On Tue, 23 Nov 2021, Michal Hocko wrote:
> On Sat 20-11-21 21:51:20, Neil Brown wrote:
> > On Sat, 20 Nov 2021, Matthew Wilcox wrote:
> > > On Fri, Nov 19, 2021 at 10:14:38AM +1100, NeilBrown wrote:
> > > > On Thu, 18 Nov 2021, Matthew Wilcox wrote:
> > > > > Surely this should be gfpflags_allow_blocking() instead of poking about
> > > > > in the innards of gfp flags?
> > > > 
> > > > Possibly.  Didn't know about gfpflags_allow_blocking().  From a quick
> > > > grep in the kernel, a whole lot of other people don't know about it
> > > > either, though clearly some do.
> > > > 
> > > > Maybe we should reaname "__GFP_DIRECT_RECLAIM" to
> > > > "__GFP_ALLOW_BLOCKING", because that is what most users seems to care
> > > > about.
> > > 
> > > I tend towards the school of thought that the __GFP flags should make
> > > sense to the implementation and users should use either GFP_ or functions.
> > > When we see users adding or subtracting __GFP flags, that's a problem.
> > 
> > Except __GFP_NOWARN of course, or __GFP_ZERO, or __GFP_NOFAIL.
> > What about __GFP_HIGHMEM?  __GFP_DMA?  __GFP_HIGH?
> > 
> > They all seem to be quite meaningful to the caller - explicitly
> > specifying properties of the memory or properties of the service.
> > (But maybe you would prefer __GFP_HIGH be spelled "__GFP_LOW_WATERMARK"
> > so it would make more sense to the implementation).
> > 
> > __GFP_DIRECTRECLAIM seems to me to be more the exception than the rule -
> > specifying internal implementation details.
> 
> I do not think it is viable to fix up gfp flags to be consistent :/

You may be right :-)  Of course if we don't try - you'll definitely be right.

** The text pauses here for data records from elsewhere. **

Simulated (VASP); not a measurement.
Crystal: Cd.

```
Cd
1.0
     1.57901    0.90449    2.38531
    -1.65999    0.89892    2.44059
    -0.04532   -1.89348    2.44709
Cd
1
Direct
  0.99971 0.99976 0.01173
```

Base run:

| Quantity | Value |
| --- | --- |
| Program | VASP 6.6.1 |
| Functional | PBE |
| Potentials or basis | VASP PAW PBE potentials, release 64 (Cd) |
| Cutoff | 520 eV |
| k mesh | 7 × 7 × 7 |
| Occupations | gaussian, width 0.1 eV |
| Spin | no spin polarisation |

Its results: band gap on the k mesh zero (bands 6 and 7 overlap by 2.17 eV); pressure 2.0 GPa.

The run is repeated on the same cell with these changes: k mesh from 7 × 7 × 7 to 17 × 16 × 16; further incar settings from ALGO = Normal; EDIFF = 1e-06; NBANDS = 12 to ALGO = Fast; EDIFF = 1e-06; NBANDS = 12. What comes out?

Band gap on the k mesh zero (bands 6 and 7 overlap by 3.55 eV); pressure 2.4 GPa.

> Both __GFP_DIRECT_RECLAIM and __GFP_KSWAPD_RECLAIM are way too lowlevel
> but historically we've had requests to inhibit kswapd for a particular
> requests because that has led to problems - fun reading caf491916b1c1.

Unfortunately that commit doesn't provide any reasoning, just an
assertion.
The best reasoning I could find was in caf491916b1c1 which was the initial
revert.  There the primary reasoning was "there is a bug that we don't
have time for a proper fix before the next release, so let's just use
this quick fix".
...  and maybe "the quick fix" was "the right fix", but I cannot tell from
the commit logs :-(

> __GFP_ALLOW_BLOCKING would make a lot of sense but I am not sure it
> would be a good match to __GFP_KSWAPD_RECLAIM.

So? __GFP_ALLOW_BLOCKING makes it clear what is, or is not, acceptable
to the caller.  How much reclaim, or other activity, alloc_page()
engages in is largely irrelevant to the caller as lock as it doesn't
block if asked not to (and doesn't enter an FS if asked not to, etc).

> 
> > Actually ... I take it back about __GFP_NOWARN.  That probably shouldn't
> > exist at all.  Warnings should be based on how stressed the mm system is,
> > not on whether the caller wants thinks failure is manageable.
> 
> Unless we change the way when allocation warnings are triggered then we
> really need this. There are many opportunistic allocations with a
> fallback behavior which do not want to swamp kernel logs with failures
> that are of no use. Think of a THP allocation that really want to be
> just very quick and falls back to normal base pages otherwise. Deducing
> context which is just fine to not report failures is quite tricky and it
> can get wrong easily. Callers should know whether warning can be of any
> use in many cases.

"Unless" being the key work.
It makes sense to warn when a __GFP_HIGH or __GFP_MEMALLOC allocation
fails,  because they are clearly important.
It makes sense to warning if direct reclaim and retrying were enabled,
as then alloc_page() has tried really hard, but failed anyway.  Thought
maybe if COSTLY_ORDER is exceeded, then the warning is unlikely to be
interesting.
But does it ever make sense to warn if either of
__GFP_RETRY_MAYFAIL __GFP_NORETRY are present?

If we always suppressed warning when those flags were present, then many
(most?) uses for __GFP_NOWARN can be discarded.

I can see that some of the __GFP flags are designed to each perform a
single well-defined function and internally to mm/ that makes sense.
But exposing those flags to all users appears to be a recipe for
trouble.  Hiding them all behind "__" doesn't stop people from using and
misusing them.  Others are externally meaningful.  Making them visually
similar to the ones we want to hide isn't helping anyone.

When Willy wrote:
  > When we see users adding or subtracting __GFP flags, that's a problem.
the "problem" is not so much in the fact that they *do* but in the fact
that they *can*.

I would be greatly in favour of GFP flags which made sense to callers,
and a mapping to ALLOC_ flags in mm/ which makes sense to allocators.

I doubt anything outside mm/ cares about whether KSWAPD is woken or not.
IT probably should be for small-order allocations, and not so much for
large-order allocations.  but mm/khugepaged.c might make other decisions.